TRADING PSYCHOLOGY

Anxiety Cure


by Ruth Barrons Roosevelt
Here are some tips on not letting those feelings of anxiety affect your trading.


"Hope is not a strategy; it's a simple emotion," a retired army general remarked. He was talking about a war, but his comment reminded me of trading. I remembered trading situations when hope was the only strategy I had.

That could be said about almost any emotion and trading. Greed is not a strategy; it's a simple emotion. Fear is not a strategy; it's a simple emotion. Sometimes, unfortunately, fear, or greed, or hope, or determination does become a trader's basic strategy. Trading becomes dictated by emotion rather than a consistent strategy for entering and exiting the market. The general was right; simple emotions are not an effective strategy. A strategy built on emotions will be inconsistent at best and disastrous at worst.

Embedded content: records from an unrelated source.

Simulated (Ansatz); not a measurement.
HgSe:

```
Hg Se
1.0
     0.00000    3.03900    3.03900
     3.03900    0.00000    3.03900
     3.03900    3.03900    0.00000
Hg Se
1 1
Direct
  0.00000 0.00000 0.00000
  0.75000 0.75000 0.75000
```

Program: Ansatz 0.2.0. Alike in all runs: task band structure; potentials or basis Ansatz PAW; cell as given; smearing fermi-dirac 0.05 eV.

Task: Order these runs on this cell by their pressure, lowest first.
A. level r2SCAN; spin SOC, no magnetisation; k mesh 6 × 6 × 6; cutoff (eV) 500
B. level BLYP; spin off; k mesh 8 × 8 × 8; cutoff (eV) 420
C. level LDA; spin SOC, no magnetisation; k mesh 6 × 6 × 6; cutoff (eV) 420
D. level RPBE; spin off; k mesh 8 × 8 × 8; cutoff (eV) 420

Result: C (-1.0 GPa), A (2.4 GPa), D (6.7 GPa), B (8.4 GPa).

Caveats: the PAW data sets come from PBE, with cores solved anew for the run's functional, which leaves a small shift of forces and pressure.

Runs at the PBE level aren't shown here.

An emotion is a response to a thought that expresses itself in the body. That is why we call them feelings. We feel the emotion in our bodies. An emotion responds to a thought, and soon, that emotion affects other thoughts as well as actions, which in turn express themselves in more feelings. We build a continuous cycle between thought, emotion, and action.

Most traders say they don't want to experience any emotion. They want to respond to signals and situations like a computer or a machine. But traders aren't isolated machines unconnected to a feeling body; they're humans. Mind and body interact; they correspond and interact.

If you want to respond as a computer, you can set up your trading to be completely computerized. You can even have the computer place the orders electronically. This takes you completely out of the loop. You can do it -- but you won't have human input on visual patterns or current events. Computers are simply a combination of on-off switches and don't begin to have the endless complexity of the human mind. If the human mind is hopelessly and emotionally conflicted, however, the computer is a good idea. If a person is emotionally entangled, he or she probably will not be able to leave the computer alone to run the program without his or her intervention and monitoring. 


Ruth Barrons Roosevelt is a psychological trading coach, working with traders around the world. She can be reached at her Wall Street office, 165 William St., New York, NY 10038, 800 692-0080 or on the Web at https://www.RuthRoosevelt.com.

Excerpted from an article originally published in the September 1999 issue of Technical Analysis of STOCKS & COMMODITIES magazine. All rights reserved. © Copyright 1999, Technical Analysis, Inc.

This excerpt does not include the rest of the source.